We are tremendously excited to announce today that in collaboration with the Internet Archive's Television News Archive, we are making available for researchers and journalists the complete transcripts of more than 117,500 Russia Today broadcasts spanning July 15, 2010 to present and totaling more than 4.3GB of text. Transcripts will now appear when viewing Russia Today broadcasts in the Visual Explorer and, most importantly, are downloadable as time-coded SRT and TXT blob files for content analysis, such as thematic, sentiment, argument structure and narrative analysis. What new insights are captured in this archive tracing Russia's expanding global ambitions over the past decade, its hardening stance towards the West, its march to war and the first year of its invasion? What do the major themes and trends teach us about how Russian foreign propaganda has evolved through the course of the invasion? What key insights into Kremlin narratives can be divined? We are immensely excited to see what kinds of new analyses this massive new dataset makes possible.
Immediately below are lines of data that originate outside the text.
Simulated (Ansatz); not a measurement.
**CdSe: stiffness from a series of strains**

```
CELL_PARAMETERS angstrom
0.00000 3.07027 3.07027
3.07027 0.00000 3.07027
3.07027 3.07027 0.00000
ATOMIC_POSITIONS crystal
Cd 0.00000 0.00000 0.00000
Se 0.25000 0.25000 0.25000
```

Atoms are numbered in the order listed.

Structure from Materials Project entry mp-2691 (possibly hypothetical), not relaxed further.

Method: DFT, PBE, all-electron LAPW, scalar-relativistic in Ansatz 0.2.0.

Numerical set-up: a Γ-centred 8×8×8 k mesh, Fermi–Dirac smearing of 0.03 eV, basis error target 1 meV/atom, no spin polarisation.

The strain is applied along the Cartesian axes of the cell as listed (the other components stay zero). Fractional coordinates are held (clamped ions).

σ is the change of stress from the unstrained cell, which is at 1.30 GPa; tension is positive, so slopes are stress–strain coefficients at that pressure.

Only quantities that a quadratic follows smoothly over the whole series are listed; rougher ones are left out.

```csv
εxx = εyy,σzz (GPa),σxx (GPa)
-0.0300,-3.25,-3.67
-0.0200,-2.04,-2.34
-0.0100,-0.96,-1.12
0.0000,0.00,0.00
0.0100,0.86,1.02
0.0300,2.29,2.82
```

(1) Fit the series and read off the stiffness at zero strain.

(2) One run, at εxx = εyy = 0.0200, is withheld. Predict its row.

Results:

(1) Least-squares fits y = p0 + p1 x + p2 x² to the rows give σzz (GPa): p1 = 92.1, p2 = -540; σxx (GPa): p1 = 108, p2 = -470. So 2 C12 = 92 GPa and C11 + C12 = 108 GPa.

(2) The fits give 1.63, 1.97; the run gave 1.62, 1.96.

All transcripts were machine-generated by the Internet Archive over a number of years using a third-party speech recognition system and have a significantly higher error rate than the modern Google Speech-to-Text ASR being used for the Russian-language channels. These errors tend to be systematic ("boys johnson" instead of "boris johnson" or "don bass" instead of "donbass") so will require additional care and consideration when keyword searching and performing entity and narrative analysis. The early portion of the archive is monotonically divided into 30 minute chunks, while the latter portion of the archive uses EPG data to divide by show, allowing show-level filtering. As with any realtime video archive collected over many years, there are unfortunately several extended outages in the dataset due to technical issues, including around the 2016 election.
Note that transcripts currently through through earlier this month. They will shortly run through present and update in realtime.